1) Know the nature of your initiative
Based on the context in which SOA initiatives are taken, they can be classified under categories below:
- SOA transformation - This refers to initiatives undertaken by an enterprise to move towards SOA from an existing one. Almost all the applications are functionally mature, though not conducive for quick change. An enterprise in this state usually faces stiff resistance to change. The focus here would be to expose and/or re-align services from legacy applications and commercial off the shelf (COTS) applications while addressing service gaps.
- SOA adoption - This refers to initiatives in an enterprise that already has applications serving critical business processes, though the scope for new applications to support certain other core business functions exist. The focus here is to develop new applications and services while gradually re-aligning existing ones.
- SOA embarkment - This is applicable for service based product development and for enterprises that have disconnected systems that need to be re-engineered. The focus here is to look at functionality and develop services from scratch. Contract-first approach is usually followed. Such an enterprise is relatively well placed to realize returns over time.
Figure 1: Initial business agility and functional maturity of various categories are shown here. It also shows the preferred state to be achieved through SOA.
Figure 2: Relative ROI over time for four hypothetical but related changes is shown here. An enterprise under category SOA transition (i) leverages functional maturity to reap quick benefits early on but has relatively flat returns over time. On the other hand, an enterprise under category SOA embarkment (iii) has steep returns in the long run leveraging predictable and shorter time-to-market potential and less integration costs.
Identifying the category would help set the focus and expectations. It also helps in narrowing down the service identification approaches.
2) Let the business lead the charge
There is an elevated need to show tangible and quick Return on Investment (ROI) against the backdrop of a gloomy global economy. Business and IT teams should work closer and leverage each other's capability to swiftly support drastic and unconventional business moves in an increasingly competitive environment. Need for service identification cannot be overemphasized and this is largely a business driven, IT guided step.

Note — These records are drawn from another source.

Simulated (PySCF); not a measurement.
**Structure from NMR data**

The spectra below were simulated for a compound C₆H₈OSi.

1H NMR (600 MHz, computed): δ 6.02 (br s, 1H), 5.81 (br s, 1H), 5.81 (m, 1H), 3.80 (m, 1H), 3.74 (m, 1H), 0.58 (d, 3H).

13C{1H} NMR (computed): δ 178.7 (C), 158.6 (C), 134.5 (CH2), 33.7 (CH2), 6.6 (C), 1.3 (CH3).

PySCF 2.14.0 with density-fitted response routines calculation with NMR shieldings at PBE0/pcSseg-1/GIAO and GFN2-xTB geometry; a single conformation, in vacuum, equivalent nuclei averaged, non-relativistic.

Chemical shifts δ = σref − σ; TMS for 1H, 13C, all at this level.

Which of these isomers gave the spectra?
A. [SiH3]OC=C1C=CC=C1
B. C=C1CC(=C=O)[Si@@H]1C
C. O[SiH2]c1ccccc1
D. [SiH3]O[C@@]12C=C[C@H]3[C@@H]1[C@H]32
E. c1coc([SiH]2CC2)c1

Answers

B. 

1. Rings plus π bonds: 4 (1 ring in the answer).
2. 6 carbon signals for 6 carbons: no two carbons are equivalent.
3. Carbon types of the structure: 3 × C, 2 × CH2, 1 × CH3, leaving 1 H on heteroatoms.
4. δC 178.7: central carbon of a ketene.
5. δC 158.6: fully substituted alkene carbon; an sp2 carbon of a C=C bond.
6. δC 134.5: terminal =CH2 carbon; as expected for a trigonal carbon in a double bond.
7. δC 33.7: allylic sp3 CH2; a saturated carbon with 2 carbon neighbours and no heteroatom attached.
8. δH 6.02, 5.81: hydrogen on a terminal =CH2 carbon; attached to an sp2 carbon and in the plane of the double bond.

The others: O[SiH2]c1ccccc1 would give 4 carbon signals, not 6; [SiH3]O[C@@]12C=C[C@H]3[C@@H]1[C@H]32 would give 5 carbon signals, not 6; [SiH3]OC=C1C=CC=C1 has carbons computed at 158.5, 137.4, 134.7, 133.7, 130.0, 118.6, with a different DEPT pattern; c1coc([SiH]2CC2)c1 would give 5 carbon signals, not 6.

3) Align with enterprise vision and associated enablers
Inputs from strategy, vision and long term business goals/objectives are critical to establish a strong base that accommodates changes. Such inputs are accounted for in SOA roadmaps and associated phases. It impacts service definition by injecting a level of abstraction future-proofing service landscape and extending service contract's useful life (e.g. A financial enterprise specializing in credit based products may have the intention to venture in to insurance or brokerage and this may add few product agnostic services to the landscape).
4) Focus on end-to-end business processes
These are predominant processes that form the bulk of the process landscape comprising of core and noncore functionality. Such processes can usually be represented at various abstraction levels referred to as process levels in a process model. Services can then be extracted from multiple such levels with a top-down approach. Higher abstraction levels provide inputs for composite services while lower levels provide inputs for fine grained candidates. Such a focus on processes and service candidates would help identify functional redundancy across enterprise. Regardless of the nature of the SOA initiative (highlighted above), this practice is vital.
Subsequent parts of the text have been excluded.